PyTorch implementation of VALL-E(Zero-Shot Text-To-Speech), Reproduced Demo https://lifeiteng.github.io/valle/index.html

An unofficial PyTorch implementation of VALL-E(Neural Codec Language Models are Zero-Shot Text to Speech Synthesizers).

We can train the VALL-E model on one GPU.


Inference: In-Context Learning via Prompting

see LibriTTS/Inference


Broader impacts

Since VALL-E could synthesize speech that maintains speaker identity, it may carry potential risks in misuse of the model, such as spoofing voice identification or impersonating a specific speaker.

To avoid abuse, Well-trained models and services will not be provided.

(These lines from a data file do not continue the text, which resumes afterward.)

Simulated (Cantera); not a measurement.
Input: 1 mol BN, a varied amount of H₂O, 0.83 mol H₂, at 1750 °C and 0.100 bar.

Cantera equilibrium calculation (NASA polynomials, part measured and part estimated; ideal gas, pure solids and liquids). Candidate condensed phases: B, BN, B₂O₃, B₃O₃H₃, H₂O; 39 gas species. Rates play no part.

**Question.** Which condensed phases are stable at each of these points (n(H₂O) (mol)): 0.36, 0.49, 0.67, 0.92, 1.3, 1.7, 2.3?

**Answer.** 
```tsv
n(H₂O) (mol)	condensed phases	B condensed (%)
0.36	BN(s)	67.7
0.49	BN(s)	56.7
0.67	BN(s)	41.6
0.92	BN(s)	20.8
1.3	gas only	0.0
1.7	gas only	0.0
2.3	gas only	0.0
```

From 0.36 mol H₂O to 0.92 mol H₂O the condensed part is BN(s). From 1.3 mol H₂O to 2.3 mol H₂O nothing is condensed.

  • Text and Audio Tokenizer
  • Dataset module and loaders
  • VALL-F: seq-to-seq + PrefixLanguageModel
    • AR Decoder
    • NonAR Decoder
  • VALL-E: PrefixLanguageModel
    • AR Decoder
    • NonAR Decoder
  • update README.zh-CN
  • Training
  • Inference: In-Context Learning via Prompting


To get up and running quickly just follow the steps below:

# PyTorch
pip install torch==1.13.1 torchaudio==0.13.1 --extra-index-url https://download.pytorch.org/whl/cu116
pip install torchmetrics==0.11.1
# fbank
pip install librosa==0.8.1

# phonemizer
apt-get install espeak-ng
## OSX: brew install espeak
pip install phonemizer

# lhotse
# https://github.com/lhotse-speech/lhotse/pull/956
# https://github.com/lhotse-speech/lhotse/pull/960
pip uninstall lhotse
pip uninstall lhotse
pip install git+https://github.com/lhotse-speech/lhotse

# k2
# find the right version in https://huggingface.co/csukuangfj/k2
pip install https://huggingface.co/csukuangfj/k2/resolve/main/cuda/k2-1.23.4.dev20230224+cuda11.6.torch1.13.1-cp310-cp310-linux_x86_64.whl

# icefall
git clone https://github.com/k2-fsa/icefall
cd icefall
pip install -r requirements.txt
export PYTHONPATH=`pwd`/../icefall:$PYTHONPATH
echo "export PYTHONPATH=`pwd`/../icefall:\$PYTHONPATH" >> ~/.zshrc
echo "export PYTHONPATH=`pwd`/../icefall:\$PYTHONPATH" >> ~/.bashrc
cd -
source ~/.zshrc

# valle
git clone https://github.com/lifeiteng/valle.git
cd valle
pip install -e .



  • SummaryWriter segmentation fault (core dumped)
    file=`python  -c 'import site; print(f"{site.getsitepackages()[0]}/tensorboard/summary/writer/event_file_writer.py")'`
    sed -i 's/import tf/import tensorflow_stub as tf/g' $file


  • Parallelize bin/tokenizer.py on multi-GPUs